EPRI, National Academy of Sciences Provide Greater Scientific Scrutiny of “Social Cost of Carbon” Analyses
Imagine trying to estimate the monetary damage of one additional ton of carbon dioxide (CO2) emitted into the atmosphere in the year 2020, 2030, or 2040. The modeling must be global, look hundreds of years into the future, and account for damages that encompass potential effects on health, agriculture, forestry, sea level rise, extreme weather, water resources, energy consumption, and human migration. It would be necessary to build and run models backed by comprehensive, sophisticated thinking. As impossible as this endeavor might seem, it describes models addressing the Social Cost of Carbon (SCC), which is becoming more integral to development of environmental regulations. To date, more than 60 federal and state rulemakings applied SCC modeling to estimate the costs and benefits of reducing CO2 emissions.
Despite the widespread use of SCC numbers, the models behind them remain for most people a black box. Most of the nation’s scientists, regulators, and policymakers do not know how they are constructed, how they work, or how they differ. In 2015, the National Academy of Sciences (NAS) established a committee to evaluate SCC modeling approaches. Early in 2017, NAS plans to publish a major report with recommendations for improvements, and to reflect certain scientific guidance which has, to date, been lacking.
Origins of the Social Cost of Carbon
How did the SCC emerge? EPRI Technical Executive Steve Rose was there at the beginning. “In 2007, the Ninth U.S. Circuit Court ruled in an environmental lawsuit that the U.S. Department of Transportation (DOT) was arbitrary and capricious in assuming a value of zero for the benefits of reducing CO2 in its passenger vehicle efficiency standards,” said Rose, who at the time was at the U.S. Environmental Protection Agency (EPA) and the only federal employee working on SCC modeling. “The government had to come up with numbers, and three agencies—DOT, EPA, and the U.S. Department of Energy—began working on the problem independently.” Rose moved to EPRI in 2008.
In 2010, a new Interagency Group produced the first official U.S. government SCC numbers, which were revised upward by 50–100% in 2013. Since then, minor revisions also used the 2010 methodology. For example, current estimates used in rulemakings value a CO2 reduction today of one metric ton at $36. Alternative values range from $11 to $105 per metric ton, depending on factors such as discount rates. Expected CO2 reductions in subsequent years are assigned even higher values.
“The revisions garnered a lot of attention in policy circles, including Congress,” said Rose. “Congressional hearings ensued. The White House Office of Management and Budget requested public comments, and this led to a request to the National Academy of Sciences to establish the SCC Committee in 2015.” Rose is one of its 13 members.

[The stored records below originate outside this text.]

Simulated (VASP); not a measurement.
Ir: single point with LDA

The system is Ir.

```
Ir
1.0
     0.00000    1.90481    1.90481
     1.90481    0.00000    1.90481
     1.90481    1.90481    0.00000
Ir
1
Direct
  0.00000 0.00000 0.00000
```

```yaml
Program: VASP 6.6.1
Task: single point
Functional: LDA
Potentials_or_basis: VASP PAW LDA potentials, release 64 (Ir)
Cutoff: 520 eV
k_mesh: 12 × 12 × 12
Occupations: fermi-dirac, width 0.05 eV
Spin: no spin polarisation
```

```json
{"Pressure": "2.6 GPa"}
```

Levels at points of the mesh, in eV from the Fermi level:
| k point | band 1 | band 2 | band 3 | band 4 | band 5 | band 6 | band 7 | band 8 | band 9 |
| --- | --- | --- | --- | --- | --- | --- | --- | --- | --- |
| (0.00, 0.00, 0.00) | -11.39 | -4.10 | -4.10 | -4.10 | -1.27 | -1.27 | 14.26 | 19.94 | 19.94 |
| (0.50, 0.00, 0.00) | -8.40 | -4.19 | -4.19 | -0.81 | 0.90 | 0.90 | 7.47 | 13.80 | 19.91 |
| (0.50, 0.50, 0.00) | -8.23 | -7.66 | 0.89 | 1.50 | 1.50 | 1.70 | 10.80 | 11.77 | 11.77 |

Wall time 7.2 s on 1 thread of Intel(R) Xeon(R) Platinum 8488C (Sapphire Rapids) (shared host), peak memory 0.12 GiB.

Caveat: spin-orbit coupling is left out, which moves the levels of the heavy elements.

Three Models, Three Approaches
To calculate the SCC numbers, the Interagency Group integrated results from three models—FUND, PAGE, and DICE—that use distinct analytical approaches to climate change–related damages.
Research by Rose and other EPRI researchers has yielded important insights regarding the three models. With FUND, the major source of damage comes from cooling loads in the developing world as global temperatures rise, particularly air conditioning in China. With PAGE, the greatest damages initially emerge in the developed world, particularly non-economic damages associated with effects such as those on human health and ecosystems. DICE, on the other hand, organizes damage into only two categories—sea level rise and “other.”
“DICE covers some of the same types of damage as the other models, but unlike the others they are not explicitly separated into categories,” said Rose. “This makes them less transparent and hard to interpret and evaluate.”
All three models isolate sea level rise damages providing one point of comparison. “But they differ dramatically in how they approach it,” said Rose. “FUND estimates almost no net sea level damages because it assumes that nations mitigate the risk with adaptation measures such as sea wall construction.”
The three models come from the academic world. “A handful of prominent researchers at universities such as Yale and Cambridge synthesized all things climate, from emissions to projected temperature responses to induced damages,” said Rose. “It is a substantial challenge to build a model that simulates all the world’s physical and economic systems for 300 years into the future. You can imagine the uncertainty that somehow needs to be considered.”
Rose serves on the NAS committee for several reasons—his pioneering SCC work while at EPA, his standing among specialists and leaders in modeling, and his more recent EPRI work dissecting the SCC models and evaluating how they operate.
“To date, EPRI has been the only organization to bore down into each of the models to examine and directly compare their components,” said Rose. “Others have looked at the models as a whole, added features, or varied parameters. Based on our work, we brought a fine-grained understanding of the models’ inner workings to the NAS committee to inform its thinking. For instance, our insights regarding the differences in the climate system modeling of the three models—and their implications for projected temperatures—were key inputs into the NAS Phase 1 report that came out in 2016. Our insights regarding socioeconomic projections and the modeling of damages are also proving valuable to the committee.”
Beyond the committee, Rose has taken the message about the need for greater understanding and scientific engagement on the road. “I’ve given more than 25 presentations to stakeholders of all types, including EPRI utility members, trade associations, government agencies, policymakers, environmental groups, academics, and climate scientists. They are all very appreciative of the work, objectivity, and novel insights. EPRI’s role is to contribute to the SCC scientific and technical knowledge for more informed discussion and decisions.”